Much of Detroit, Michigan, once the epicenter for capitalism, now lies in ruins. The city is an unfortunate example of the devastation wrought by the current recession and how far we truly have to go in order to recover. Some critics say Detroit will never recover, that all is lost.

With this as a backdrop, 21 Association of Credit Counseling Professional (ACCPros) members and supporters set out to “Lend a Hand in Detroit” through community service. To kick off its Winter Conference, ACCPros member agencies were tasked to perform critical work including landscaping, painting, cleaning and sharing their financial literacy expertise with local low income seniors.
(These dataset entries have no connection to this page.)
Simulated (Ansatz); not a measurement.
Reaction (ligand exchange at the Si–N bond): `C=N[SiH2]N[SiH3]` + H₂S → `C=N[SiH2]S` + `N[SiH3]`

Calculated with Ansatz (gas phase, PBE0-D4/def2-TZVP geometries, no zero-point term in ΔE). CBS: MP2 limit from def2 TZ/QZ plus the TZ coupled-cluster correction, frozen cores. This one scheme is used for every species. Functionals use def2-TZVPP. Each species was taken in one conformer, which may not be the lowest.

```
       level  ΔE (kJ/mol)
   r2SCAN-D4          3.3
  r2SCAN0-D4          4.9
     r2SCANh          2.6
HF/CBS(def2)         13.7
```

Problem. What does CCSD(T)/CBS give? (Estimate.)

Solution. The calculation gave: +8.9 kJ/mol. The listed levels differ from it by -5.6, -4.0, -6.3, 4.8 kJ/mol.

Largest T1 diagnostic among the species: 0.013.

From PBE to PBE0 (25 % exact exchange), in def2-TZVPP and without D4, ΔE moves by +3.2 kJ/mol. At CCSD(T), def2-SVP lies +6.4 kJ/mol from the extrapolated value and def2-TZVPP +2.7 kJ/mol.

Capitalizing on the unique partnership between the ACCPros and Volunteers of America – Michigan, ACCPros brought a busload of volunteers to the Oak Village Senior Center. The mood on the bus was upbeat as agency executives left the comfort of their downtown Detroit hotel and traveled to a part of the city especially in need of attention. Volunteers were struck by the sheer number of abandoned properties and there were many apprehensive faces on the bus as they made their way to the senior center. But, relief spread as the bus rounded the corner to reveal a maintained, but strained apartment complex. Some could tell that without support the complex could easily fall to the blight around them.

One volunteer was saddened when a resident of the surrounding community stopped him outside and asked for a “couple of smokes”. Being a reformed smoker, the credit counselor glibly replied that the cigarettes would kill him, but the resident said “no man, [cigarettes] won’t kill me, I’m from Detroit; bullets will kill me”

Painting a fence, moving rocks, planting bulbs for spring and presenting the seniors with information warning them of identity theft and other financial scams were all simple tasks,” said Russell Graves, president of ACCPros. “But, by working together, the results were significant as we improved the living conditions for the residents.”

Events such as this community service day are a part of the credit counseling industry that helps educate and counsel families that are suffering from burdensome debt loads. Member agencies are at ground zero of this financial crisis, helping families keep their homes, meet their financial obligations and feed their families.

“ACCPros is all about working together for the common good while motivating and inspiring others to do more – and that’s the best lesson of them all.”